Practical Peer to Peer lending Advice
In my previous post I gave tips on how to try PtPL
with minimum risk. I covered platforms
such as Ratesetter (RS) and Funding Circle (FC). In this post I shall look at Asset-based
Lending on platforms such as Saving Stream (SS), Money Thing (MT) and Funding
Secure (FS). These offer far higher
rates of interest with some (manageable) risk as well as making it relatively easy to
get your capital back quickly via a Secondary Market.
These 3 asset-based PtPL sites reduce risk by securing each
loan against a tangible asset such as property, art works, land, cars, planes
or industrial machinery. In the event of
a default, the asset can be sold by the platform and the proceeds used to pay
back the lenders. The main risks are therefore
platform failure or the asset valuation being too low.

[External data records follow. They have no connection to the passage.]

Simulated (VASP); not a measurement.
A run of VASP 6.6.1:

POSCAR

These sites typically offer shorter loan terms than sites
like Ratesetter. Ratesetter’s best rate
is over a term of 5 years and pays typically 5-6%.
Saving Stream pays 12% for a bridging loan of typically 12
months. In practice these loans may be
redeemed earlier or continue for longer depending on progress of the development
work required before the land or property is sold.
In the current market, you can immediately sell loans
without loss on the Saving Stream secondary market. It is also worth noting that SS, MT and FS
don’t charge any fees to lenders for buying or selling loans.
While Saving Stream originally lent against boats, they now
specialise in property and land. Money
Thing and Funding Secure offer a wider range of assets including cars and
artworks. More specialised sites, such
as Ablrate, lend against aircraft, industrial plant and shipping containers
with rates from around 10-14%.
It is obviously wise to spread your money across loans,
asset types and platforms. This
minimises the risk of asset value collapse, platform failure or individual loan
defaults.
Secondary markets are a useful means of further
diversification for your existing loans and a channel to reinvest returned
interest and capital on shorter term loans.
If you work full time then be aware that sites like Zopa and
Ratesetter are relatively ‘hands off’ while the asset-based sites require more
‘hands on’ management. You may also wish
to look at the details of the individual asset-based loans, for example
valuation reports, to make sure you are comfortable with the stated purpose of
the loan.
So, finally, do give PtPL a shot. Start with small amounts across several
platforms and see how you get on. But
remember, don’t ever invest more than you can afford to lose. Having said that, I think that you’ll find
that PtPL is much less of a lottery than the stock market!